RALEIGH, N.C.--The Cavaliers entered Saturday's gridiron contest with N.C. State in dire need of a win and they knew it. But, with the Cavs trailing by nine at halftime, one might have thought they forgot about the urgency of the situation.

They hadn't.

Virginia (4-3, 3-2 ACC) came out in the third quarter and erupted for 30 unanswered points en route to a 47-26 victory against the Wolfpack (4-3, 1-3).

"To be honest it was pretty quiet," Cavalier defensive lineman Ljubomir Stamenich said of halftime. "Everybody knew what we had to do."

"I don't say anything at the half -- hardly ever," said Virginia Coach George Welsh, who set an ACC record with his 33rd Conference road win. "We just reminded them of what we said before the game about reaching down and playing each play hard."

The second-half outburst could have been the Cavs' best of the year. The defense stepped up its play, forcing three turnovers and stopping the Wolfpack in four plays on its only other drive. The defense allowed only 91 yards of total offense in the second half, 70 of which came on N.C. State's solo scoring drive after the half.

The staunch second-half defense put the Cavaliers in good shape on the other side of the ball. The Cavs took over four times inside Wolfpack territory in the second half.

The offense, which had only scored 34 points in the previous 10 quarters including two overtime periods, took full advantage. Virginia scored 37 second-half points including 21 points off of Pack turnovers.

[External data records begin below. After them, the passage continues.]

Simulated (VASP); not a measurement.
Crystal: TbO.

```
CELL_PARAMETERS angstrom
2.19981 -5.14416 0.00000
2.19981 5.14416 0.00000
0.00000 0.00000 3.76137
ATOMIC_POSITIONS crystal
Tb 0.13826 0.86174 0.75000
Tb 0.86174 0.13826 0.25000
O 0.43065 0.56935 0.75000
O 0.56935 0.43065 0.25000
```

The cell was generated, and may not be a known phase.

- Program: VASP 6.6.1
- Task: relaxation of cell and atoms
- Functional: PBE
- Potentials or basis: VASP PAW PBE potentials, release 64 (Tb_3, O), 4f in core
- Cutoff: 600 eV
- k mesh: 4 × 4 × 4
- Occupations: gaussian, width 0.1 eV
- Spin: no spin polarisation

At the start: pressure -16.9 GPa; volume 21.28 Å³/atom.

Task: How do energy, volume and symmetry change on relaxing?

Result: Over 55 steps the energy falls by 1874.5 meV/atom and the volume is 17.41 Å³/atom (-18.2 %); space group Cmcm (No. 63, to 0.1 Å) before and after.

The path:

"Those things kill us -- not only did we give them field position, but it just breaks your back," Wolfpack Coach Mike O'Cain said. "Give Virginia credit, they turned our turnovers into touchdowns and did the things they needed to do."

The Cavs not only did what they needed, they did it efficiently, especially after the half. In all, the Cavs picked up 29 first downs and posted 514 yards of total offense on 76 plays -- good for 6.8 yards-per-play.

The Cavaliers had 10 drives in the second half. Of those 10, Virginia scored on five -- all touchdowns.

"Offensively, this was our best performance this year," Virginia running back Thomas Jones said. "Against N.C. State, away, in a big Conference game that we really needed to win, we came through and put some points on the board."

Jones, in typical fashion, spearheaded the Cavalier attack rushing for 221 yards on 38 carriers. He scored three touchdowns and fell just three yards shy of tying John Papit's record 224-yard game in 1948.

But Jones' production was not the key for Virginia. The Cavs balanced the Heisman contender's rushing exploits with a solid air attack. Quarterback Dan Ellis completed 13 of 25 pass attempts for 233 yards and three touchdowns. The lone blemish on his scorecard was a second-quarter interception.

Much of his success stemmed from a steady performance from the offensive line and the receiving corps. Not only did the line free up running room from Jones, they gave Ellis time to throw. The Cavs only allowed two sacks on the day.

Meanwhile the wideouts made sure to run their patterns effectively. First-year receiver Billy McMullen hauled in four passes for 109 yards and two touchdowns. Receiving cohort Ahmad Hawkins nabbed four receptions for 67 yards and a touchdown. Hawkins also caught a pair of two-point conversions.

After a successful outing, the Cavaliers have two weeks to prepare for the nation's No. 1 team -- Florida State. The Seminoles roll into town Oct. 30 for a Halloween weekend showdown.